Rookie Review: The Unsaved Christian by Dean Inserra

As a pastor I have been puzzling over exactly how one ministers in the Bible Belt. It is a confusing place. Christianity is seen with a positive regard, but there is something off about it. As far as my Christian experience goes I have always been in the south. I became a Christian in Georgia and I live in Mississippi. I also lived in Orlando, Florida, another evangelical hub. I have not lived in other parts of the country as a believer. One thing you find in Mississippi is a lot of people who identify as Christians and will even tell you which church they are currently on the rolls at. The problem is they have not attended in twenty years. When I get the chance to sit down with other pastors I like to talk with them about how we minister to people who already think they are saved. I saw The Unsaved Christian earlier this year and picked up a copy. On the shelf it sat until another pastor recently asked if I wanted to borrow his copy. So I sat down and read it.

The chapters are:

  1. Help Them Get Lost: The Case for Reaching Cultural Christians
  2. Religion Without Salvation: Characteristics of Cultural Christianity
  3. Civic Religion: Generic Faith That Demands and Asks Nothing of Its Followers
  4. Bridging the Gap: Challenging Cultural Christian Beliefs
  5. Overcoming Obstacles: Barriers to Reaching Cultural Christians
  6. False Assurance: Once Saved, Always Saved
  7. The Country Club Church: How Lax Church membership Fosters Cultural Christianity
  8. Christmas and Easter: Moving Beyond Cultural Observance to the Life-Changing Implications
  9. Making Decisions vs. Making Disciples: Why Raised Hands and Sinners Prayers Don’t Guarantee Salvation.
  10. God Shed His Grace on Thee: Partisans, Politics, and Prosperity
  11. The Moral Theist: Reaching the Good Person Who Believes in God
  12. Hail Mary, Notre Dame Wins: Reaching Generational; Catholics
  13. The Watered-Down Word: Reaching Mainline Protestants
  14. Faith, Family, and Football: Ministering tot he Bible Belt
  15. The Harvest is Plentiful: Challenging Cultural Christianity with Courage and Love

This is a quick read (short chapters!) so I will stick primarily to the helpful takeaways. I will give the main thrust of the book, what I like and what I disagree with.
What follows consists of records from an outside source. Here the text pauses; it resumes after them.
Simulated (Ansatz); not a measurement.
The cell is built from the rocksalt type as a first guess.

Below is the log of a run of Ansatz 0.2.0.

The first five chapters sketch out the issue of cultural Christianity. Dean does a great job putting together a lot things we have probably heard or thought about. One important point that Dean brings out is that Cultural Christianity is not just a thing in the South. It is everywhere. It is everywhere people passively adopt Christianity as their religion without any actual effect upon the life. Fittingly, chapters 6-14 get into specific ways to reach different types of nominal Christians.

The first five chapters are worth the price of the book. I didn’t find the strategies all that helpful. There is wisdom there and I will likely check those chapters for some inspiration in the future. My main takeaway was that the primary way of reaching cultural Christians is to go out and do it. The reason Dean can write a book like this is because he has had so many conversations with cultural Christians. While we may lament cultural Christianity Dean presses us to see it as an opportunity for outreach! I love that optimism and it challenges me to reach out to cultural Christians in my vicinity.

One disagreement I have with the author stems from a reformed Baptist and Presbyterian divide on the church. Dean spends some time talking about the importance of pursuing “regenerate church membership.” For those unfamiliar with term, regeneration is the “making alive” ministry of the Holy Spirit. And while I appreciate the desire to have genuinely converted members of the church I disagree that this is a goal we should pursue. Here is why: Regeneration is the work of the Holy Spirit. There is no way for me to know whether my church members are regenerate or not. All I have to work from is what they say and what they do. In the Presbyterian church we require a “credible profession” of faith. That means someone professes their belief in the gospel and they live in a way that supports that profession. This may seem like splitting hairs, but it has practical implications of our theology.

Bottom Line

While it has its flaws, The Unsaved Christian is a book that will help us see the opportunity that exists all around us for gospel ministry. If you have been confounded by cultural Christianity, if you feel pessimism setting in about our ability to reach cultural or nominal Christians, then this book will help restore your hope and fan the flame for reaching the lost even if they are already on a church roll…somewhere.